Color Notation

Color Notation
Catalog # SKU1989
Publisher TGS Publishing
Weight 1.00 lbs
Author Name A. H. Munsell


Color Notation

Hue, Value, and Chroma


An enlightening study of 'color' that few people are educated in. Outside the artist and a few professions, most of us never understand the basics of color, its workings, and its components.

Raphael, Titian, Velasquez, Corot, Chavannes, and Whistler are masters in the use of gray. Personal bias may lead one colorist a little more toward warm colors, and another slightly toward the cool field, in each case attaining a sense of harmonious balance by tempered degrees of value and chroma

Excerpt from Introduction

The lack of definiteness which is at present so general in color nomenclature, is due in large measure to the failure to appreciate the fundamental characteristics on which color differences depend. For the physicist, the expression of the wave length of any particular light is in most cases sufficient, but in the great majority of instances where colors are referred to, something more than this and something easier of realization is essential. The attempt to express color relations by using merely two dimensions, or two definite characteristics, can never lead to a successful system. For this reason alone the system proposed by Mr. Munsell, with its three dimensions of hue, value, and chroma, is a decided step in advance over any previous proposition. By means of these three dimensions it is possible to completely express any particular color, and to differentiate it from colors ordinarily classed as of the same general character.

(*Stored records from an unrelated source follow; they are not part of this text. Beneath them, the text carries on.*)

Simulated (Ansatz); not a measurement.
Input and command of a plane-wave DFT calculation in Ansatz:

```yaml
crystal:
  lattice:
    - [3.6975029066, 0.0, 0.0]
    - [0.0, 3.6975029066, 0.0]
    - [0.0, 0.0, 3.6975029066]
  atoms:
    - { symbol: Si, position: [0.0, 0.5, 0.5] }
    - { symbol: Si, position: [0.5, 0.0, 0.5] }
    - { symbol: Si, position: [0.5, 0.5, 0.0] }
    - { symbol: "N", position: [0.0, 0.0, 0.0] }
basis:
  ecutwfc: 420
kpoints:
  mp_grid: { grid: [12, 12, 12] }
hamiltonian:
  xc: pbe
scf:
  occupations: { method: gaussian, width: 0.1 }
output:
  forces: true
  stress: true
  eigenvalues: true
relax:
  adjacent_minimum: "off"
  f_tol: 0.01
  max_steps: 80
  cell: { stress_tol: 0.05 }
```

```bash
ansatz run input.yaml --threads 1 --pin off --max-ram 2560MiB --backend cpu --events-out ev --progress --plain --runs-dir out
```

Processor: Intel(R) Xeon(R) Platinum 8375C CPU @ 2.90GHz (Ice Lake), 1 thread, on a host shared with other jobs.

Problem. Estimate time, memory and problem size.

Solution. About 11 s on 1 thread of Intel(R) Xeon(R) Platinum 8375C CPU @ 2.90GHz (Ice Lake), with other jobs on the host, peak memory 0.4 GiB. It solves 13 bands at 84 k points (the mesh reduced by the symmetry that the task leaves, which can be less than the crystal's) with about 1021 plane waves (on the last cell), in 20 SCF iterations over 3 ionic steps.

The expression of the essential characteristics of a color is, however, not all that is necessary. There must be some accurate and not too complicated system for duplicating these characteristics, one which shall not alter with time or place, and which shall be susceptible of easy and accurate redetermination. From the teaching standpoint also a logical and sequential development is absolutely essential. This Mr. Munsell seems to have most successfully accomplished.

In the determination of his relationships he has made use of distinctly scientific methods, and there seems no reason why his suggestions should not lead to an exact and definite system of color essentials. The Munsell photometer, which is briefly referred to, is an instrument of wide range, high precision, and great sensitiveness, and permits the valuations which are necessary in his system to be accurately made. We all appreciate the necessity for some improvement in our ideas of color, and the natural inference is that the training should be begun in early youth.

The present system in its modified form possesses elements of simplicity and attractiveness which should appeal to children, and give them almost unconsciously a power of discrimination which would prove of immense value in later life. The possibilities in this system are very great, and it has been a privilege to be allowed during the past few years to keep in touch with its development. I cannot but feel that we have here not only a rational color nomenclature, but also a system of scientific importance and of practical value.


(83) Color balance soon leads to a study of optics in one direction, to æsthetics in another, and to mathematical proportions in a third, and any attempt at an easy solution of its problems is not likely to succeed. It is a very complicated question, whose closest counterpart is to be sought in musical rhythms. The fall of musical impulses upon the ear can make us gay or sad, and there are color groups which, acting through the eye, can convey pleasure or pain to the mind.

(84) A colorist is keenly alive to these feelings of satisfaction or annoyance, and consciously or unconsciously he rejects certain combinations of color and accepts others. Successful pictures and decorative schemes are due to some sort of balance uniting "light and shade" (value), "warmth and coolness" (hue), with "brilliancy and grayness" (chroma); for, when they fail to please, the mind at once begins to search for the unbalanced quality, and complains that the color is "too hot," "too dark," or "too crude." This effort to establish pleasing proportions may be unconscious in one temperament, while it becomes a matter of definite analysis in another. Emerson claimed that the unconscious only is complete. We gladly permit those whose color instinct is unerring-(and how few they are!)-to neglect all rules and set formulas. But education is concerned with the many who have not this gift.

(85) Any real progress in color education must come not from a blind imitation of past successes, but by a study into the laws which they exemplify. To exactly copy fine Japanese prints or Persian rugs or Renaissance tapestries, while it cultivates an appreciation of their refinements, does not give one the power to create things equally beautiful. The masterpieces of music correctly rendered do not of necessity make a composer. The musician, besides the study of masterpieces, absorbs the science of counterpoint, and records by an unmistakable notation the exact character of any new combination of musical intervals which he conceives.